No,. Rich Lowry isn’t talking about the TV sbow. Instead he’s defending the concept that has come under attack in recent days.
Confronted by a clear and present fascist threat, the staff of the New York Times rose up last week to humiliate and punish quislings in its ranks.
In a now famous op-ed, Arkansas senator Tom Cotton called for federal troops to quell riots and looting, an idea that the Times staff considered worthy of Oswald Mosley or Benito Mussolini.
As the Times was disavowing the Cotton piece and preparing to push out or demote its top opinion staffers for publishing it, columnist Michelle Goldberg wrote a response called “Tom Cotton’s Fascist Op-Ed.”
She acknowledged that the Times published Russian president Vladimir Putin and Taliban leader Sirajuddin Haqqani, and “a similar case could be made for hearing from Cotton, an enemy of liberal democracy.” But the difference is that Cotton “is calling for what would almost certainly amount to massive violence against his fellow citizens.”
The sophomoric and ahistorical charge that President Donald Trump and his supporters are fascists is now a staple of elite left-of-center opinion. That it has gained such traction is a sign of the ever-increasing ideological radicalism of Trump’s opposition and of the ever-diminishing ambit for free and open debate — fascists are to be shut down, as the Times staff insisted, not tolerated.
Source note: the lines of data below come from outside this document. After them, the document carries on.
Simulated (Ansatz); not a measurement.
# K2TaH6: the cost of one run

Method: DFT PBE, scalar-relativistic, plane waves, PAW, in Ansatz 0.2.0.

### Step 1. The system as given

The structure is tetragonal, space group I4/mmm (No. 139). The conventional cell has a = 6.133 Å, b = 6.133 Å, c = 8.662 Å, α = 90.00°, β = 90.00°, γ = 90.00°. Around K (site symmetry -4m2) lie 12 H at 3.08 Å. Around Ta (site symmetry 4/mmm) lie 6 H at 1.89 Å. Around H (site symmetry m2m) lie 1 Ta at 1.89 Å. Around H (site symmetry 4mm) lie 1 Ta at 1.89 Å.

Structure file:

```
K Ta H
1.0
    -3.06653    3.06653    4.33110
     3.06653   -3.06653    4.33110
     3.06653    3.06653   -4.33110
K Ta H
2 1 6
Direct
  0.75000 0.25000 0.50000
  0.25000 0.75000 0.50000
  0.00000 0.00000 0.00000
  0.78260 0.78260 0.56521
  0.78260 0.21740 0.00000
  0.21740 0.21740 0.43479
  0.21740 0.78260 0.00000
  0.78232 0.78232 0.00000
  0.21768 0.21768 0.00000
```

There is no doubt that Trump’s periodic blustery assertions of having total authority are gross, would freak out Republicans if a Democrat made them, and deserve to be condemned. The president loves strength and is drawn to theatrical demonstrations of his own power.
But his critics are unable to distinguish between wild statements at press briefings or in cruel tweets on the one hand and establishing a one-party state or invading France on the other.
Law and order, a favorite Trump theme, is not fascism.